Nevertheless, Farr called them "the hot new thing" ("Artists Connect ..."). Writing in May 2008, Graves said, "Just over a year ago, the names Eli Hansen and Oscar Tuazon were on the lips of exactly nobody. Today, there may as well be a banner over the entrance to Seattle with 'ELI AND OSCAR' emblazoned on it. This city is in the throes of Eli and Oscar mania" ("The Invasion ...").
Yet Tuazon returned to his home and family in Paris. Most of his subsequent exhibitions were in Europe, including a milestone 2010 solo show at the Kunsthalle Bern in Switzerland. The exhibition space consisted of several rooms of different sizes and he wanted to connect all of them. He came up with a solution that was simple and audacious:
"So I just designed a large structure that passed through the walls, this kind of massive timber construction, and at that point where I needed to pass through the walls, I just cut a hole in the walls -- these massive brick walls. It was a structure that really penetrated and really altered the space. It was kind of overwhelming, on a massive scale" (Kershner interview).
He said this project became his working template for many subsequent works: "Design a project and go and do everything on-site in the exhibition space" (Kershner interview).
One of his next major pieces, ILLUMInations, for the 54th Venice Biennale in 2010, used that template, but outdoors. Tuazon designed and built two large concrete-slab structures on the lawn, under trees. One was a simple stage and the other was an enclosure with oddly tilted walls that people could walk through. He later said, "If you wanted to experience it as an artwork you could, but it worked just as well as a place to sit and talk" ("Social Register").

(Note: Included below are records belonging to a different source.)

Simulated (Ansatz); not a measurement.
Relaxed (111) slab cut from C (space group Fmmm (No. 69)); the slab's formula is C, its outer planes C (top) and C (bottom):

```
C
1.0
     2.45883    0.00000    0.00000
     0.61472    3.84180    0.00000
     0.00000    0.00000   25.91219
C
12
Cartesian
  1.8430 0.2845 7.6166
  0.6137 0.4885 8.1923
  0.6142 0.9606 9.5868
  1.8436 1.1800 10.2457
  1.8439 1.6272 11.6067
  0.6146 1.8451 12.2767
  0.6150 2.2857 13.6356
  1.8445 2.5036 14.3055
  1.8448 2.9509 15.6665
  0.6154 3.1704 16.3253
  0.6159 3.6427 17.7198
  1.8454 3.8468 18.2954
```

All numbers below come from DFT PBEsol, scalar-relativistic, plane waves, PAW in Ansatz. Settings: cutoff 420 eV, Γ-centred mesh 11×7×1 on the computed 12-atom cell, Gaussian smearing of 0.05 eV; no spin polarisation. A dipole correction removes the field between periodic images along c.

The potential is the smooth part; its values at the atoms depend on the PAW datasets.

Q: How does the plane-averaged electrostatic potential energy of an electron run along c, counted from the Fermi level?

"The experience of working outside and creating a space like that was really exciting, and since then, I have been working more and more outdoors in public space," Tuazon recalled (Kershner interview).Public-Art Commissions
Tuazon was invited to exhibit in the 2012 Whitney Biennial in New York. He designed and built a series of modular pieces -- gates, walls, staircases, doors, and hallways -- which he put together as "a strange maze you could walk through" (Kershner interview). He installed that on the ground floor of the Whitney Museum. Then he took it apart and reassembled it on the fourth floor as an elevated, rickety runway for an art event/fashion show by his friend and fellow artist K8 Hardy. The event functioned as a kind of parody and comment on the standard fashion show.
In 2012, Tuazon moved from Paris to Los Angeles, partly because he could rent a "huge garage or warehouse" as a studio for a reasonable price, which had proven impossible in Paris. Also, he believed that the Los Angeles art scene had "a kind of momentum" that he wanted to be part of (Kershner interview). He chose not to base his studio in Seattle or Tacoma, because he felt the Seattle art scene had lost some of its energy since 2007. However, he and his family did buy a cabin on the Hoh River on Washington's Olympic Peninsula, where they spent part of every year.
On July 19, 2012, Tuazon unveiled three outdoor sculptures, commissioned by New York's Public Art Fund, at Brooklyn Bridge Park near the eastern base of the bridge. The sculptures, titled People, all involved tree trunks and were designed to contrast with the monumental Manhattan skyline across the East River. One trunk supported a basketball hoop and concrete handball wall; another trunk concealed a small fountain; and a third trunk emerged from a concrete cube. The New York Times called it "a semiabstract meditation on the never-ending competition between natural and urban" (Smith).
"They were supposed to be a six-month temporary project, but they were popular and they assimilated really well in the park," said Tuazon. "So the park hung on to them for a year and a half" (Kershner interview).
In 2014, the City of Seattle's Office of Arts and Culture selected Tuazon as one of several artists to create public art projects for the Waterfront Seattle project. This was part of of a larger public works project which involved replacement of the Alaskan Way viaduct with a tunnel and replacement of the crumbling Alaskan Way seawall. In October 2014, as he was developing a concept for his project, Tuazon said he had long "felt such a connection" towards Elliott Bay and the waterfront, and that the project would be a chance for him to tap into his Northwest roots (Kershner interview).
As of late 2014, Tuazon continued to live and work in Los Angeles, spending part of the year at his Olympic Peninsula cabin on the Hoh River.